Monday, September 13, 2010
The Selfless Psychopath.
What is China's famed growth and prosperity built on? For that matter, upon what foundation rests Dubai's once vigorous economy? They were both built on the same platform that the United States' storied nineteenth and early twentieth century economic growth rested upon, namely that of an army of mostly powerless, defacto indentured, and, quite often, just plain, old, slave labor. They say there is honor among thieves. I wouldn't know, but it's my view that there may be more honor, and certainly heaps more dignity, and freedom, at least until one is caught, being a petty thief in China than working for some charnel house like Foxconn.
It's interesting to note the similarities for the average Joe and Josephine Chin under capitalism compared to life under another oppositional ism spawned by Karl Marx. Both socioeconomic orders featured, and this may be a peculiarly Chinese trait, or not, big bosses-you know, the ones with immense authority, power, and, of course, big time perks-who seem to instinctively paint themselves as mere humble servants of the social order, working for the greater good, unconcerned with their own prosperity.
As Foxconn boss man, Terry Gou, put it:
"I am not interested in knowing how much I have. I don't care. I am working not for money at this moment, I am working for society, I am working for my employees."
One would very much like to ask Mr. Gou what salary he receives from his employees?
And lest we find ourselves taken in by the posture of selflessness, here is a more telling quote regarding the sensitivity of the aforesaid, Mr. Gou,
"The first one, (suicide) second one, and third one, I did not see this as a serious problem. We had around 800,000 employees, and here [in Longhua] we are about 2.1 square kilometers. At the moment, I'm feeling guilty. But at that moment, I didn't think I should be taking full responsibility." After the fifth suicide, in March, Gou says, "I decided to do something different."

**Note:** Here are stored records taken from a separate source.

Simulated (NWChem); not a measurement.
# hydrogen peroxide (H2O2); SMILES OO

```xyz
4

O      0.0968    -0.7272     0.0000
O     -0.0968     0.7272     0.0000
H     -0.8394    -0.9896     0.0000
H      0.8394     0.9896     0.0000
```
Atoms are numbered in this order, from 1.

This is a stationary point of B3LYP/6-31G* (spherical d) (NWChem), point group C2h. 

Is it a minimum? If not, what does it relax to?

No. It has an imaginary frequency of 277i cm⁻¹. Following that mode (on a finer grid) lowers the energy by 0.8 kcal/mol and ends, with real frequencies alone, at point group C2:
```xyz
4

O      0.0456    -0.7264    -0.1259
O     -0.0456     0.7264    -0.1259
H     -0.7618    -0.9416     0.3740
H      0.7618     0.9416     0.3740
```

Right. One wonders what amounts to taking full responsibility? Legally speaking that would seem to indicate, at the very least, some jail time.
On another, related, note, China's meteoric rise to economic prominence must be put down to more than just cheap, cheap, cheap virtual slave labor. It's also the result of a top down wild west mentality that decrees that environmental concerns aren't, well, something business needs to be overly concerned with. And so, concomitant with China's prosperity is pollution throughout the country that would've made a resident of 1930s Pittsburgh blanche, if not choke up and keel over.